Observations included some localities where Election Day was properly conducted by all stakeholders, upholding law and order, freedom of expression, and freedom of choice. Observers appreciated the good media cooperation and coverage about electoral information. Unfortunately, election day in other localities in the ARMM was not peaceful and orderly.

Despite the enthusiasm and determination of voters to choose their government, the active support of Muslim and Christian leaders, and the best efforts of most COMELEC officials and teacher/poll workers, ANFREL observed an election day process plagued with problems, and an environment marred by intimidation, threats and violence. The low quality of elections in the ARMM, the general impression that the process is manipulated by outsiders, and the culture of impunity for election and political crime, can fuel calls for alternative government that can provide justice for the people.

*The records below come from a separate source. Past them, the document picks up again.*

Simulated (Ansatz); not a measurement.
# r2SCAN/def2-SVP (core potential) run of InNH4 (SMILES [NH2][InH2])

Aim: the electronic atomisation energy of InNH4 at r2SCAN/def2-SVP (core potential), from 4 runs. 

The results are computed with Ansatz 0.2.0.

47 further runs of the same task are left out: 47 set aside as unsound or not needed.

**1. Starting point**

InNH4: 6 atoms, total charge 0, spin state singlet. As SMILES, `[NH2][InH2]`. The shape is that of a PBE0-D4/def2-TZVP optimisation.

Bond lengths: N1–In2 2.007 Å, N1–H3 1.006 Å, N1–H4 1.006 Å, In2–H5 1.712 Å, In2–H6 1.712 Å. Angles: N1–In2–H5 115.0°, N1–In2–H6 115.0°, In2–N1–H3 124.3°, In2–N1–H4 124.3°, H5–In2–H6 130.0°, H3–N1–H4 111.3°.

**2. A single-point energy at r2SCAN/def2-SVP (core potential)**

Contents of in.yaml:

ANFREL still would like to see significant reform in the election process and the legal and political environment to ensure the establishment of free and fair elections in the future. ANFREL takes the opportunity to point out some aspects for further consideration and discussion in the Philippines and among the other Asian democratic countries.

Voter Registration

It is encouraging that lists of registered voters are now electronically available. But, to ensure that voters know where their precinct is, and so that cross-checking is possible (particularly with the lists posted in precincts), they need to be made available earlier.

Voter Education

Compared to other Asian countries, there was very little voter education in the ARMM. In the future, COMELEC should develop a comprehensive program to inform the people of the election process, and their rights and duties in a democracy. Given the significant influence of clan politics and violence in the election process, ANFREL suggests that civil society organizations should also be deeply involved in long-term and intensive civic education campaigns.

Campaign Process

To create a fair competitive environment for all candidates, it is important to enforce the law and to punish those government officials who use government facilities, vehicles and staff to support the campaigns of incumbent candidates or parties. Ending impunity for election offenses would yield the single biggest improvement in democracy and the election process.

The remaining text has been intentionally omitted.